KEN'S KORNER - OCTOBER 2008

GET RICH DRIVING A TRUCK

BY AUTHOR, EDUCATOR & DRIVER KEN SKAGGS

 

You can still get rich driving a truck.  That may sound funny to some of you, but it can be done.  I can give you a few examples of how they did it, too.  There are several ways to become financially secure driving a truck.  Many companies started out with one guy and one truck and grew to be multi-million dollar companies with hundreds or even thousands of trucks.  Others do just fine raking in large, six-figure incomes with just a few trucks.  And yes, it can be done with only one truck, too.

By far, the most common way that I’ve seen drivers make it big is by growing a company.  They start out with a truck, save their money, buy another truck, hire a driver, save some more money, buy another truck, hire another driver and so on.  Many of the largest trucking companies in the country today were built from the ground up, just like that.  Over the years, I have personally heard first-hand many stories from successful people who started out driving.  Truck driving is a real career, with unlimited potential for those who work hard, plan well, save and invest.

When I was only about twenty years old, I worked for a guy who I thought was a total idiot, with no common sense at all.  But he was rich.  So I asked him one day how he got there.  He looked at me dumbfounded and shrugged, “I don’t know, I just always worked hard and saved my money.”  I thought surely there must be more to it than that.  But I was young and naïve back then.

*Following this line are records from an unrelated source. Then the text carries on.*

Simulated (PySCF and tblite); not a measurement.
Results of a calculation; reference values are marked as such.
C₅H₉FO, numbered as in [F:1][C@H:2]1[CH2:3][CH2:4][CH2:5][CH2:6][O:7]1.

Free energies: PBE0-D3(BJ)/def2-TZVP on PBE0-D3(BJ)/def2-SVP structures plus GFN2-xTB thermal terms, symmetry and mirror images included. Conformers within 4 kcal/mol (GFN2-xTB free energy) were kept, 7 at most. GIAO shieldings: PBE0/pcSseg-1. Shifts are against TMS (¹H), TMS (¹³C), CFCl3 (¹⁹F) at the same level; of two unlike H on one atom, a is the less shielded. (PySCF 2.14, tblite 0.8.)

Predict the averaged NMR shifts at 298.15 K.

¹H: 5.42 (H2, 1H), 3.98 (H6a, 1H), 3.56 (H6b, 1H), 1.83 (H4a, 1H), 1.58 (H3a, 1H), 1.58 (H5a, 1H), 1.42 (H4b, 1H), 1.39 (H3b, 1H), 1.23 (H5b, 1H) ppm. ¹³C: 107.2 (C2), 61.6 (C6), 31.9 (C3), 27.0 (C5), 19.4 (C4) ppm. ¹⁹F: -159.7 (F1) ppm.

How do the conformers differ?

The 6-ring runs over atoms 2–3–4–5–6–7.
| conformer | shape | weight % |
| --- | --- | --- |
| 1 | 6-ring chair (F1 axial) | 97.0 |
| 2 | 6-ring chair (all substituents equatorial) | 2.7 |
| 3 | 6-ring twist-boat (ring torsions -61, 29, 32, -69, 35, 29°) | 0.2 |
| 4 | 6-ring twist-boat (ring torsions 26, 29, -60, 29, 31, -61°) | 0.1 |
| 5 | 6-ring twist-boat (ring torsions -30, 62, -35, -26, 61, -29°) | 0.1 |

One guy I know started out with a straight truck and built his business up to six straight trucks and two semi-trucks.  It only took him about six years.  I knew him when he worked in the shipping department of a print shop making a meager living.  He saw a need for a smaller, local truck and asked his boss if he would keep him busy if he bought a truck.  The boss said yes, so he went out and bought a junky straight truck that smoked for only $1,200.  Several weeks later, he bought a better one.  Then, at every place where he delivered, he asked about hauling local deliveries.  In less than one year, he quit driving and became his own dispatcher and salesman.  Nowadays, you can find him in Greece twice a year, for a month at a time, when he’s not at home in his $600,000 house.

I talked to the owner of a refrigerated distribution center in Chicago.  He told me his story.  One day when he was a truck driver, he was picking up a load of eggs at a large egg company in rural Indiana.  He asked the owner how much the eggs would cost if he bought them in bulk.  The owner offered them to him for forty-nine cents a dozen, for extra large eggs.  As he made his deliveries at grocery stores in the Chicago area, he asked every store manager if they would buy eggs in bulk from him if he could give them a lower price then they were already paying.  He landed a few accounts before the end of the week.  The next week, he rented a Ryder refrigerated truck, bought a load of eggs, delivered them to his accounts, and the rest, as they say, is history.  He became “the egg man” for many years, until he decided to expand into other types of refrigerated foods.  Before he knew it, he had to hire a driver, then another and another.  Before long, he realized that he also needed his own refrigerated storage place to enable him to continue to buy in bulk.

Another ex-driver I know got sick and tired of running OTR so he bought a dump truck and got into hauling gravel locally.  Soon after, he landed an hourly gig with a major asphalt company.  He soon realized that the money was about the same, except the cost of fuel was way lower running locally.  He saved his money and bought another dump truck, then another.  He now owns a local company with about 20 trucks and has another twenty or so owner operators working for him.

One company owner I met told me how he started with just a contract.  He was a part-time agent and didn’t own a single truck when he offered his trucking services to a major shipper.  He sent them a rate quote, they agreed, and, with the help of an attorney, he wrote a contract, which they signed, guaranteeing him a steady stream of freight.  With that contract in hand, he was able to secure financing for all he needed.

The whole trucking industry is full of success stories like these.  I know some of you must be thinking, “What about the ones that fail?”  It’s true, trucking companies die as fast as they are born sometimes.  Some blame it on the economy, the price of fuel or something else, but I think any business that fails did so because the owner did something wrong, made a mistake or didn’t learn something that he/she should have.  So, if you are thinking about getting into it from this perspective, I suggest that you do your homework.  Talk to other successful people.  Hire experienced people, get an accountant who is experienced in trucking, keep good records and always make constant improvements.

And, most importantly, stay out of debt.  Debt is probably the single biggest killer of any business.  However you do it, I recommend that you pay cash for your first truck (and every truck thereafter) if possible.  You can get a decent used semi-truck for about $15,000 or a straight truck for about $5,000.  When you don’t have debt, you can easily weather any storm.  Save as much money as you can.  Ask your accountant about write-offs and use them for all they are worth.  Practice good customer service and they will come back for more.  Now, get out there and make it happen.  You can do it.  You can still get rich driving a truck!